# Moving and going to finally have my baby at home!



## Jacksmama (Jan 27, 2010)

After years of wishing, I am finally going to be moving out to the country and will be able to keep Jack at home! I can't tell you how excited I am to be able to walk out the door and see my boy whenever I want!! He has been boarded 30 min away since he was a baby. 
I have a list going of things that I will need on hand at all times, but I know I am missing some things. Feed, hay, water, grooming supplies, all of that is the "easy" part,lol. Would you please tell me what you think I will need on hand so I can double check myself? Thanks a bunch!


----------



## MHFoundation Quarters (Feb 23, 2011)

How exciting! Congrats! 

I keep so much stuff around that I don't even think about it. It's too early to think this hard :lol:

Vet kit, thermometer with string, stethoscope, ointments, wound dressings & bandages, bute, banamine, etc...
Fence repair supplies (extra chains & snaps for gates too) 
Extra buckets
Pitch forks, rakes, wheelbarrow
Heavy duty garden hose(s)
and always have lots of elbow grease handy :wink:

There's a lot more but hopefully someone else who's had their morning coffee will chime in!


----------



## Jacksmama (Jan 27, 2010)

Lol, thanks MH! I will DEFINITELY have lots of extra fencing and gate supplies, Jack grows thumbs at night


----------



## MangoRoX87 (Oct 19, 2009)

Go ahead and set aside a "dumping ground" for manure and such..even if your horse is out at pasture, "horsey patrol" is still needed, you'd be suprised how quick it can build up!


----------



## Jacksmama (Jan 27, 2010)

Oh that's a good point! I know exactly where that needs to go, thanks Mango!


----------



## gunslinger (Sep 17, 2011)

My newerspreader is one of the handiest, helpful items I've got.

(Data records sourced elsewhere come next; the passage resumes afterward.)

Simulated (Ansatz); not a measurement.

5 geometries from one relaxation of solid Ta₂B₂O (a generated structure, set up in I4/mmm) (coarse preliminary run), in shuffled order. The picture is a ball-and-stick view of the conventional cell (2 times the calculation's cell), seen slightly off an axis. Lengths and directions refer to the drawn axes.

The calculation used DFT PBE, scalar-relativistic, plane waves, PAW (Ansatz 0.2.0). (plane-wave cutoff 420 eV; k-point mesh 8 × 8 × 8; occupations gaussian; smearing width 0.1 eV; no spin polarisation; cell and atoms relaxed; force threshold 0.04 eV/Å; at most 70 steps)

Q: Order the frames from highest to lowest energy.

My wife looked at me kind of funny when I brought it home, but now she uses it most every day, three seasons per year.

Newer Spreader

I mean, why pile it up when you can spread it?


----------



## MHFoundation Quarters (Feb 23, 2011)

Ah yes, tractor & manure spreader are wonderful things! I do make a pile through winter though & let it sit and break down. Come spring all of my family, friends & myself have fertilizer for our gardens.


----------



## Skyseternalangel (Jul 23, 2011)

gunslinger said:


> My newerspreader is one of the handiest, helpful items I've got.
> 
> My wife looked at me kind of funny when I brought it home, but now she uses it most every day, three seasons per year.
> 
> ...


Haha how clever.. I didn't even consider about doing that.


----------



## Saddlebag (Jan 17, 2011)

If you have an atv or riding mower find an old box spring, burn the material off and drag it behind your machine. Dirt cheap manure spreader. Then if you have a bagger for your riding mower you can go over this after it's dried a few days and bag it to either compost it or sell it, especially if it's bagged. It's light and easy to handle.


----------



## gunslinger (Sep 17, 2011)

MHFoundation Quarters said:


> Ah yes, tractor & manure spreader are wonderful things! I do make a pile through winter though & let it sit and break down. Come spring all of my family, friends & myself have fertilizer for our gardens.



I do the same thing. Pile it up from about November through February, mulch the flowers, trees and bushes, then spread the rest on the pasture, over seed, and drag harrow it lightly.

A manure spreader is something I wish I'd have bought much earlier. We clean the stalls and spread the manure. A couple of times a week we pick up the piles in the pasture and spread them too.

One of the side benefits of spreading is there seems to be far less flies than before when I piled it.


----------



## Jacksmama (Jan 27, 2010)

We do have a 4 wheeler, and a tractor is on the list of things, that list keeps getting longer lol. I have also heard that a section of chain link will do the trick?


----------